Taken from "Preserving an art form: the Barbershop Harmony Society"
For more information visit www.spebsqsa.org

 

What is this thing called SPEBSQSA, and why do so many people have so much fun as part of it?

As much a part of American culture as Old Glory, Mom and apple pie, barbershop quartet singing is one of America's native art forms. It is alive today, largely through the efforts of an organization called the Society for the Preservation and Encouragement of Barber Shop Quartet Singing in America (SPEBSQSA).
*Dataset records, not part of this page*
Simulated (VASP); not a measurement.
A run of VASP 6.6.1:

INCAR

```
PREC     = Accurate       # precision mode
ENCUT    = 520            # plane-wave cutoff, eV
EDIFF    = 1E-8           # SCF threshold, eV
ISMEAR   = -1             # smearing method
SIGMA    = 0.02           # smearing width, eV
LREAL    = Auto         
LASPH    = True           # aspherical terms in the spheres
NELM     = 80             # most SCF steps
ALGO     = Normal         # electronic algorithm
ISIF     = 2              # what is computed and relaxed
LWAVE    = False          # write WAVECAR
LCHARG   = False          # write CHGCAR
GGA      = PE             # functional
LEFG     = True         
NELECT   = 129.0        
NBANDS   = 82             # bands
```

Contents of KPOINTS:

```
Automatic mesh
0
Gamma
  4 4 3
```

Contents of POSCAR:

Though the roots of four-part harmony go back more than a century, it was not until the near-accidental formation of the Society that barbershop quartet music was actively promoted.

The Early Years

SPEBSQSA was founded in 1938, when Tulsa tax attorney Owen C. Cash happened to meet a fellow Tulsan, investment banker Rupert I. Hall, while both were in Kansas City, stranded when a storm closed the airport. Meeting by chance in a hotel lobby, the men discovered their mutual love for vocal harmony, and together they bemoaned the decline of that all-American institution, the barbershop quartet.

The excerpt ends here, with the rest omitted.